Opinion
(2279)
Argued November 8, 1983
Decision released December 27, 1983
Action to quiet title, brought to the Superior Court in the judicial district of New London and tried to the court, Noren, J.; judgment for the plaintiffs from which the defendants appealed. No error.
John F. Merchant, for the appellants (defendants). Glenn M. Gordon, for the appellees (plaintiffs).
This is an action to quiet title. The defendants appeal from the judgment of the trial court which quieted title in the plaintiffs. The court found that the plaintiffs had record title to the land in dispute and that the defendants had not acquired title to it by adverse possession.

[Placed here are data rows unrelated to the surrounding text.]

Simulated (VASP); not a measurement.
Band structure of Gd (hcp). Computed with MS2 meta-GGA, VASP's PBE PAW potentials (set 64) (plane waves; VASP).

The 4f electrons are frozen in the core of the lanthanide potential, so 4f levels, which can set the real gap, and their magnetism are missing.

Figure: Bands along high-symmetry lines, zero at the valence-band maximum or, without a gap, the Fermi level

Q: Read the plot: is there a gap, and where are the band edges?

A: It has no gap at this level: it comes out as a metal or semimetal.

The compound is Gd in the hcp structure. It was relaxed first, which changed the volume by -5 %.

The plaintiffs also sought damages and a permanent injunction to prohibit the defendants from entering the plaintiffs' land and from removing trees from it. No evidence was presented as to damages or injunctive relief. The court, therefore, dissolved a prior temporary injunction and did not award damages.
This appeal, originally filed in the Supreme Court, was transferred to this court. Public Acts, Spec. Sess., June, 1983, No. 83-29, 2(c).
The defendants raised four special defenses. Issues arising out of the court's findings that three of the special defenses were not proved are deemed to have been abandoned because of the defendants' failure to brief them. Sturman v. Socha, 191 Conn. 1, 3 n. 2, 463 A.2d 527 (1983). Of the two issues briefed, only one is considered on appeal: whether the court erred in concluding that the defendants failed to prove ownership by adverse possession. The second issue briefed, whether the court's decision erroneously rendered the defendants' property landlocked, is also not considered because the defendants conceded at oral argument that the decision did give them access to their property by virtue of a right of way.
The defendants had the burden of proving title by adverse possession. Loewenberg v. Wallace, 147 Conn. 689, 699, 166 A.2d 150 (1960); Meshberg v. Bridgeport City Trust Co., 1 Conn. App. 10, 13, 467 A.2d 685 (1983). In order to establish the necessary elements for title by adverse possession, the defendants must prove that the plaintiffs had been ousted from possession for an uninterrupted period of fifteen years under a claim of right by an Open, notorious and exclusive possession. Whitney v. Turmel, 180 Conn. 147, 148, 429 A.2d 826 (1980). Whether the defendants' possession is adverse under the prescribed formula is a question of fact for the trial court. Padula v. Padula, 138 Conn. 102, 110, 82 A.2d 362 (1951); see also Roche v. Fairfield, 186 Conn. 490, 498, 442 A.2d 911 (1982). Factual findings can only be disturbed if they are clearly erroneous and, in light of the record and pleadings as a whole, there is no such error here. Practice Book 3060D; Kaplan v. Kaplan, 186 Conn. 387, 391-92, 441 A.2d 629 (1982). The trial court's conclusion that the defendants failed to prove adverse possession is legally, logically and reasonably consistent with its finding of facts. Appliances, Inc. v. Yost, 186 Conn. 673, 676-77, 443 A.2d 486 (1982); see also Wadsworth Realty Co. v. Sundberg, 165 Conn. 457, 463, 338 A.2d 470 (1973).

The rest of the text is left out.